Tuesday, August 25, 2009

The Taste of Memory

“Bring the food that you eat, when you need to know you are loved.”

This was our final assignment in a doctoral seminar class on the Eucharist. We were to bring enough of whatever food it was, to share with the class—sixteen doctoral and advanced masters’ degree students.

I didn’t have to think very hard about what to bring. Of course it had to be the lemon wafers.

These cookies are simplicity itself, which undoubtedly recommended them to the ladies organizing the Vacation Bible School at the Methodist church in Liberty, Texas that summer in 1978. One lemon cake mix, one egg, one cup of vegetable oil, mix and drop and bake at 350 for ten minutes…even the very youngest children could help.

When my grandmother picked me up that day at noon, I carried a plastic sandwich bag with a few lemon cookies in it, and the recipe printed on a half-sheet of typing paper. We shared them on the short drive home—still warm and soft in the middle, thin and crumbling brown at the edges.

Thereafter, these little treats were always available at her house. Gram made them in huge batches (they make a lot anyway) and froze them, layered between waxed paper in large shallow tupperware containers. When guests came to visit, she would ask “Would you like a cookie?” and unfailingly produce a plate of the bright yellow-gold circles.

On June 22, 2000, less than a month after I graduated from the Episcopal Theological Seminary of the Southwest, my grandmother died at home, in her sleep. She had lived a long, rich, full life, and yet when the minister asked me if I wanted to have a role in the service, I answered, “Yes. I want to sit in the front row and cry. That is my role today.” And it was, and I did.

Nearly a year later I was ordained to the priesthood in St. Paul’s Church, Waco, Texas. At the reception which followed the service, on the long buffet table in the middle of the hall, was a large platter of lemon wafers. I had never seen these at any St. Paul’s coffee hour or gathering before, so I asked my friend who was coordinating the reception, “Where did these come from?” She didn’t know. She asked her friends who were helping, who had arranged all the food and drink for the gathering. They didn’t know. No one was able to identify the source or origin of the lemon wafers that night. Nor were such ever seen again at a St. Paul’s event, in the two consecutive years I served there.

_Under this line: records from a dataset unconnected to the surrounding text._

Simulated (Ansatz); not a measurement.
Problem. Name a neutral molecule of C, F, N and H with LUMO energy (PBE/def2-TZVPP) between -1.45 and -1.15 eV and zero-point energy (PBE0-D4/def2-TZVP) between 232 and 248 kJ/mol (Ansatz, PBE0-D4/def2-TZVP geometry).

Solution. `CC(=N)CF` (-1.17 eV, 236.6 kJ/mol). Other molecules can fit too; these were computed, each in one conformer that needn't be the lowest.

A coincidence, no doubt. Somehow completely explainable to even the most rational mind. Yet for those of us who seek the patterns, the connections in this world, the wondrous moments when the magic sparkles in the corners of our eyes…much more than that.

“Bring the food that you eat, when you need to know you are loved.”
“I made this just for you.”
“Take, eat… do this in remembrance.”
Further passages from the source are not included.